Abstract. As a consequence of extreme heat and drought,
record-breaking wildfires developed and ravaged south-eastern Australia
during the fire season 2019–2020. The fire strength reached its paroxysmal
phase at the turn of the year 2019–2020. During this phase, pyrocumulonimbus clouds (pyroCb) developed and injected biomass burning aerosols and gases into the
upper troposphere and lower stratosphere (UTLS). The UTLS aerosol layer was
massively perturbed by these fires, with aerosol extinction increased by a
factor of 3 in the visible spectral range in the Southern Hemisphere, with
respect to a background atmosphere, and stratospheric aerosol optical depth
reaching values as large as 0.015 in February 2020. Using the best available
description of this event by observations, we estimate the radiative forcing
(RF) of such perturbations of the Southern Hemispheric aerosol layer. We use
offline radiative transfer modelling driven by observed information of the
aerosol extinction perturbation and its spectral variability obtained from
limb satellite measurements. Based on hypotheses on the absorptivity and the
angular scattering properties of the aerosol layer, the regional (at three
latitude bands in the Southern Hemisphere) clear-sky TOA (top-of-atmosphere)
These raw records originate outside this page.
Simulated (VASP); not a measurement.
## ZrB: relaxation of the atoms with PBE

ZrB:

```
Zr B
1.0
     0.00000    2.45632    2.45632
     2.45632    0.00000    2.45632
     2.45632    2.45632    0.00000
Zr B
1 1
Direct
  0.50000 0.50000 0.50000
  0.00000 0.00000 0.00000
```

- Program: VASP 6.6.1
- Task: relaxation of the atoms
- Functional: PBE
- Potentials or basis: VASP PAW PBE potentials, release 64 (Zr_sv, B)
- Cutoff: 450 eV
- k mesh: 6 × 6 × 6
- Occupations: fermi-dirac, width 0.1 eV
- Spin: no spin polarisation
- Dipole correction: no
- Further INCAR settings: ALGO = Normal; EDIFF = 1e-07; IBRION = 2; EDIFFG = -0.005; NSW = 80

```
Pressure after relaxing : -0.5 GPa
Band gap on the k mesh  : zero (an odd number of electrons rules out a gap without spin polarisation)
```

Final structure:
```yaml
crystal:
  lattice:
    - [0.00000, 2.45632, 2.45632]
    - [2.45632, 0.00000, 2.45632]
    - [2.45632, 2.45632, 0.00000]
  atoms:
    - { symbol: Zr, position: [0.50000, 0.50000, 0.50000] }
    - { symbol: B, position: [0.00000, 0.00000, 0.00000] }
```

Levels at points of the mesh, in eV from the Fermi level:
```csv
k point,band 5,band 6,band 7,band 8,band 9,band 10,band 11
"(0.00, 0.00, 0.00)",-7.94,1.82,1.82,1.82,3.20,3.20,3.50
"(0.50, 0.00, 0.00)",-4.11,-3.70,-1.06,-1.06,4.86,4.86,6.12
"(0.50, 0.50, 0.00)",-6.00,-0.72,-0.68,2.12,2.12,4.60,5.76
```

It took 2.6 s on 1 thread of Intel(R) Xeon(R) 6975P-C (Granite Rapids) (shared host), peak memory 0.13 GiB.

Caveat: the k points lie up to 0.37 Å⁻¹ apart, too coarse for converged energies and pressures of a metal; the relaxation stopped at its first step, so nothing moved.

RF is found varying from small positive values to relatively large negative
values (up to −2.0 W m−2), and the regional clear-sky surface RF is
found to be consistently negative and reaching large values (up to −4.5 W m−2). We argue that clear-sky positive values are unlikely for this
event, if the ageing/mixing of the biomass burning plume is mirrored by the
evolution of its optical properties. Our best estimate for the area-weighted
global-equivalent clear-sky RF is -0.35±0.21 (TOA RF) and
-0.94±0.26 W m−2 (surface RF), thus the strongest documented for
a fire event and of comparable magnitude with the strongest volcanic
eruptions of the post-Pinatubo era. The surplus of RF at the surface, with
respect to TOA, is due to absorption within the plume that has contributed
to the generation of ascending smoke vortices in the stratosphere. Highly
reflective underlying surfaces, like clouds, can nevertheless swap negative
to positive TOA RF, with global average RF as high as +1.0 W m−2
assuming highly absorbing particles.